Cover Art: Female Tars
Female Tars: Women aboard Ship in the Age of Sail
By Suzanne J. Stark
Naval Institute Press, 2017, ISBN 978-1-59114-572-1, $18.95
e-book ISBN 978-1-68247-269-9, $18.95

During the Age of Sail, the British Royal Navy was decidedly a man’s world. One might think this meant women were not aboard these wooden vessels that ruled the oceans and protected the world’s largest empire. Female Tars shows the contrary to be true. The Admiralty and officers may have ignored their presence or not even been aware they were aboard, but women did live and work on navy ships during the seventeenth century through the middle of the nineteenth.

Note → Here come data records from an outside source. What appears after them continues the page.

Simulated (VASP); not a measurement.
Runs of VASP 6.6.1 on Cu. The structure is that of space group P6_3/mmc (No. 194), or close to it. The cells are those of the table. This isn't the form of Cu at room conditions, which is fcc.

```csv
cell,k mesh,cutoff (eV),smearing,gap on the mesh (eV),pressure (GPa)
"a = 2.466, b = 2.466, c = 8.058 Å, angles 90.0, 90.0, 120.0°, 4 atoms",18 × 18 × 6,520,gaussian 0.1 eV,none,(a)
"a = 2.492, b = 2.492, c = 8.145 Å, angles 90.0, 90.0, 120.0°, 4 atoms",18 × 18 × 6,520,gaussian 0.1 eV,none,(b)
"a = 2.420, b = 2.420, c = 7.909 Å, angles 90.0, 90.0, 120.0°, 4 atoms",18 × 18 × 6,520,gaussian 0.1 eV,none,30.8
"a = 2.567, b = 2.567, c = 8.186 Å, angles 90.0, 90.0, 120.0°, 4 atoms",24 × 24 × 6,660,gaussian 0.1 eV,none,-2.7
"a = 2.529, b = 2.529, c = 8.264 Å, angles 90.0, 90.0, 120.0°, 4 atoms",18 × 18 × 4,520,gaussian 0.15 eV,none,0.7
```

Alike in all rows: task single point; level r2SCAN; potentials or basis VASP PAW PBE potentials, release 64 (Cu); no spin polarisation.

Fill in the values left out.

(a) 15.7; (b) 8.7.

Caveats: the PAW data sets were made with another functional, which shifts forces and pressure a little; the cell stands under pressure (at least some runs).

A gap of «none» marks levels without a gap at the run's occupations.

Stark’s book, first published in 1996, is a succinctly written and engrossing academic study for scholars as well as lay readers. Four chapters comprise this easy-to-read exploration: Prostitutes and Seamen’s Wives on Board in Port, Women of the Lower Deck at Sea, Women in Disguise in Naval Crews, and The Story of Mary Lacy, Alias William Chandler. The endnotes provide fascinating historical tidbits that don’t readily fit within the main narrative. They also provide the source material documenting the text, although no separate bibliography is included. In addition to the index, black-and-white illustrations depicting women with seamen further enhance the chapters.

The largest category of women found on ships was prostitutes, who spent time on the lower deck where the sailors lived whenever a vessel put in at a port. This was a period when shore leave was rarely granted since most captains believed the crew would desert. To prevent this and to keep the men happy, boatloads of women came out to the ship to entertain and console them. To a lesser degree some of these females were the actual wives of the seamen, but for them to have this opportunity to visit with their husbands was a rarity, as Stark so ably demonstrates. Within this chapter she discusses the reasons for allowing women to board the ships, which also entails what life was like in the navy and pertinent Admiralty regulations. The inclusion of contemporary quotations allows Stark to contrast how men of the lower deck viewed these women with the viewpoints of commissioned officers. Her discourse also covers what life at home was like for all these women and their families, as well as the reforms that eventually led to the cessation of this practice.

Chapter two focuses on warrant officers’ wives, who often accompanied their husbands. For many, the ship was the only home they ever had and they raised their families within these wooden walls. Aside from comparing these wives with those of soldiers, Stark explores the tradition of women going to sea (which dates back to medieval times), the regulations concerning this, and the wives’ daily routine (meals, recreation, sexual harassment, childbirth, and participation in battles). She also touches on women in the French navy during this time period. The final segments of the chapter summarize how this tradition came to an end and why these valiant women who deserved the General Service Medal failed to receive it.

The third chapter focuses on women in disguise. Only a few accounts survive as evidence that prove they existed, but it’s likely others also donned male attire and joined the navy. Either their stories were never recorded, or their true identities were never revealed. In presenting this information, Stark asks and attempts to answer three questions:
  • How were they able to pass as male on crowded ships where privacy didn’t exist?
  • Why did they volunteer and go to great efforts to remain on board when many men were pressed into service and deserted whenever the opportunity arose?
  • How did their fellow seamen, their officers, and society as a whole view these women once their true gender was revealed?
Her first offer of proof of these women seamen come directly from the archives of the Royal Navy. They are Gentlewoman Anne Chamberlyne (1690), a nameless Gentlewoman (1690s), a Marine known as William Prothero (1760-1761), and a black female seaman known as William Brown (1804-1816 [or later]). In addition, Stark discusses Hannah Snell’s “Muddled Biography” and Mary Anne Talbot’s “Spurious Autobiography.”

The final chapter focuses on Mary Lacy and showcases excerpts from her autobiography, first published in 1773. After running away from home in 1759, she eventually assumed the persona of a male and enlisted in the Royal Navy. The chosen selections document various stages in her career, which includes her time as an apprentice and a shipwright, and informs readers of her goals, attitudes, and opinions about what she experiences and witnesses. They also provide insights into why she joined the navy and why she continued to serve in spite of the severe hardships she endured during her twelve years of service.
Stark masterfully disentangles the myths and facts about women of the lower deck of warships. She also enlightens us as to why they chose this harsh life. Finally and perhaps most importantly, she illuminates the social context of these lower-class women and the limited roles open to them. Female Tars is an invaluable addition to any collection dealing with the Royal Navy, women at sea, women’s history, and life during the Age of Sail.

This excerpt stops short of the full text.